If you read my recent post discussing contraception, you’ll know that I’ve put on quite a bit of weight over the past three or four months as a side effect of the contraceptive injection. Putting on weight is always upsetting, and for someone who has lost a lot of weight over the past few years, it’s extremely frustrating for me to feel as if I’m right back to square one thanks to something that is so out of my control.
Battling with body image is a war that, for most of us, will never end. As much as we preach about accepting ourselves and being happy in our own skin, the high of publishing a self-elevating blog post is rarely enough to not make us cringe every time we recognise something we hate about ourselves in the mirror. I could write here ‘that’s how I feel anyway’, but I know I’m not alone. I know a lot of you guys feel like this all of the time, and it’s really really hard not to slip into self-loathing.

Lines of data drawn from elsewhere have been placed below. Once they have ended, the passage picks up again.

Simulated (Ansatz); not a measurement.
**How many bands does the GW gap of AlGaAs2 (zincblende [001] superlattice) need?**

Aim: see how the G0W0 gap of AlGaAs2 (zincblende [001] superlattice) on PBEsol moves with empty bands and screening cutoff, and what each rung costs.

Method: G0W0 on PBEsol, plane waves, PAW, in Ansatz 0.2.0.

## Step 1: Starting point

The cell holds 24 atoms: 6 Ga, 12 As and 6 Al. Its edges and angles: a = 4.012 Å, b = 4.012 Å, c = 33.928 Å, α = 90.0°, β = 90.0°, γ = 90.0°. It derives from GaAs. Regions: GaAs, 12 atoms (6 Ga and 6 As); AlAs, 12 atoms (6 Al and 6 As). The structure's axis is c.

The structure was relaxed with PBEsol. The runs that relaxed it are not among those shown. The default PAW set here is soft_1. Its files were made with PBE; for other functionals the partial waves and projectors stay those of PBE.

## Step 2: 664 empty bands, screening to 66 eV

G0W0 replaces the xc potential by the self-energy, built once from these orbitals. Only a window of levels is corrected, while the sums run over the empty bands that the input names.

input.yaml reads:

I’m not here to tell you that you should forget about it, or you should be happy for what you have and love all of your bumps and curves bla bla bla because it’s not going to change the way you really feel. When I’m overweight I only feel good about my body in the following three situations: 1. totally naked, with no high waisted Joni jeans pushing up my fat into unattractive under-breast folds, 2. when somebody says I look skinny and/or I look good totally naked (will take either in the comments below) and 3. when I lose weight. Instead, I’m just going to talk to you about how I deal with gaining weight, and hopefully you can find something in this that might help you along the way too.
It’s not forever
This was a big one for me, as I knew the contraceptive injection only lasted three months (although it can affect you for up to a year). As soon as I started putting on weight I just had to remind myself that, yes, it was shit, but eventually I would get control of it again and it was entirely possible for me to lose the weight. Weight isn’t permanent – it can be gained and it can be lost, and if you’re anything like me, your weight rarely stays the same anyway. If it’s not within your control now, it will be.
Comparing yourself to yourself is the worst idea ever
Whilst comparing yourself to others is obviously a bad idea, comparing yourself to yourself is even worse. As soon as I had put on a considerable amount of weight, I wiled away far too much of my time looking at old, skinnier pictures of myself. “Why didn’t I appreciate the lack of sidtes rolls then?” I wailed, missing the days of only having one double chin instead of two. Do. Not. Do. This. It will only make you feel terrible, and it takes your body out of any kind of context. When I was my thinnest I was working as a waitress, moving around non-stop for up to 12 hours a day and only eating toast and snatched bread rolls (hey wedding guest, if you don’t want it, I’ll have it). Now I sit down all day, either blogging or working or writing my dissertation, and out of boredom I eat all the freakin’ time. Content is important for putting your weight into perspective, as well as highlighting what you may need to change in order to drop it off again (i.e. I need to stop eating Easter eggs for breakfast).
Wear cute shit
Don’t let weight gain stop you from wearing cute shit. I know whenever I’m feeling chubbier, all I want to do is put on an oversized sweatshirt and a pair of pyjamas, but when you do dress up and get your hair did and your make-up is on point, you don’t feel so bad. When I first put this trouser/knitwear combo on I lost the plot and went on a 5 minute rant of ‘No I look shit it looks good on the hanger and awful on me who am I what’s happening I’m never wearing clothes again I’m moving to the Shetland Isles and I’m living in a potato sack goodbye cruel world Adieu’. But once I popped on a pair of killer heels, mixed up the textures and made my hair look cute af, I felt myself again. Keep wearing cute shit, and remember that you’re sassy af and filling out your spare tyre isn’t going to change that.